Buried in the bombshell about taking a butcher’s knife to our public lands, are the machinations to improve Hole in the Rock Road, build a state park, and make this area more accessible to the general public.
And by the general public, per the linked article, this concept means groups of up to 100 LDS youth studying their historical roots in this area.
Much as the LDS church took over the historic Devil’s Gate area on the historic Oregon Trail and renamed it Martin’s Cove, I suspect this proposed state park will be less about preserving a wild place and more about reframing the area as part of a greater LDS narrative.
But this article is not about this particular hoodwink.
Instead, it is about anytime there are plans to “improve” a wild space, the same argument comes up: We need to make the area accessible to more people.
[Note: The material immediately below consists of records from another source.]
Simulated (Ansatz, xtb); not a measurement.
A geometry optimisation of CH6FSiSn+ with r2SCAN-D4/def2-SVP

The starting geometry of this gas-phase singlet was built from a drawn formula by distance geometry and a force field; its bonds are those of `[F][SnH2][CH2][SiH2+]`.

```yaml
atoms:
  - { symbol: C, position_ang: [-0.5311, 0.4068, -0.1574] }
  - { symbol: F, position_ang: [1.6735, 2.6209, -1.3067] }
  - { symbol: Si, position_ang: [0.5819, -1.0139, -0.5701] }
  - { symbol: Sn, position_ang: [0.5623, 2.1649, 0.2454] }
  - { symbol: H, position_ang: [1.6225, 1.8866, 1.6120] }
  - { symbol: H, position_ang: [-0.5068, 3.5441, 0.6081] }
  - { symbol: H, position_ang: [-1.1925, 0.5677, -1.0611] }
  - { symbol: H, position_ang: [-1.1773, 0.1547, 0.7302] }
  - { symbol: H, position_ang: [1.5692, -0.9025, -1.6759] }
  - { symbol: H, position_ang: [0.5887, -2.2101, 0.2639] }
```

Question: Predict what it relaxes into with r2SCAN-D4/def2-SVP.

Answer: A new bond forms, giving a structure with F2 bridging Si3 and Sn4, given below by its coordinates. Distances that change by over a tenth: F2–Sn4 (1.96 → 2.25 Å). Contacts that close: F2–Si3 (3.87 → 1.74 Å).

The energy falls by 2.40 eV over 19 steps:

Be it improved roads, more amenities, better connectivity, or increased services; the rallying cry is always that more people need more or better access.
But does every area have to be accessible? Can we not have places a little rougher, a bit more remote, and challenging enough where a person needs a particular skill set and fitness level to access?
I love my road trip. But I’ve realized that the national parks and NPS administered monuments I have been visiting aren’t wild or that remote overall.
They are awe-inspiring, memorable, and beautiful. America’s legacy to the world is our park system.
But except for pockets within the parks, they are not overly wild. They are regulated heavily, accessible, and administered to a strict standard.
That is not a complaint. Our parks have a different mission and focus than a remote canyon in BLM land. And I accept that by going to mainly national parks on my road trip, that I have also accepted certain constraints when seeing these jewels of America’s public lands.
On the other hand, my journey through Utah was so memorable because I went through wild areas. Areas not accessible to everyone. Areas not maintained or heavily regulated. Areas that will soon no longer be wild, alas. Areas that may soon have a new energy road. Or a state park. Or both.
Perhaps it is easy for me to want wild and remote spaces when I am a healthy, strong, and competent backcountry enthusiast.
But if (when) my health fails at some point due to old age or circumstance, I won’t pine for more access.
Instead, I’ll celebrate the fact that I was able to access these remote areas when they were still wild.
We need our wild spaces. Without true wildness the outdoors is lacking certain aspects that appeal to our need for some rough edges in our lives.
All of life can’t be tamed, regulated, and genteel. We need to huff, puff, sweat, scramble, push ourselves, get a little lost, scraped up, banged up, bruised, battered, and live life without guard rails.
I want some wild spaces. A new visitor center with dioramas of what used to be there when it was less accessible be damned.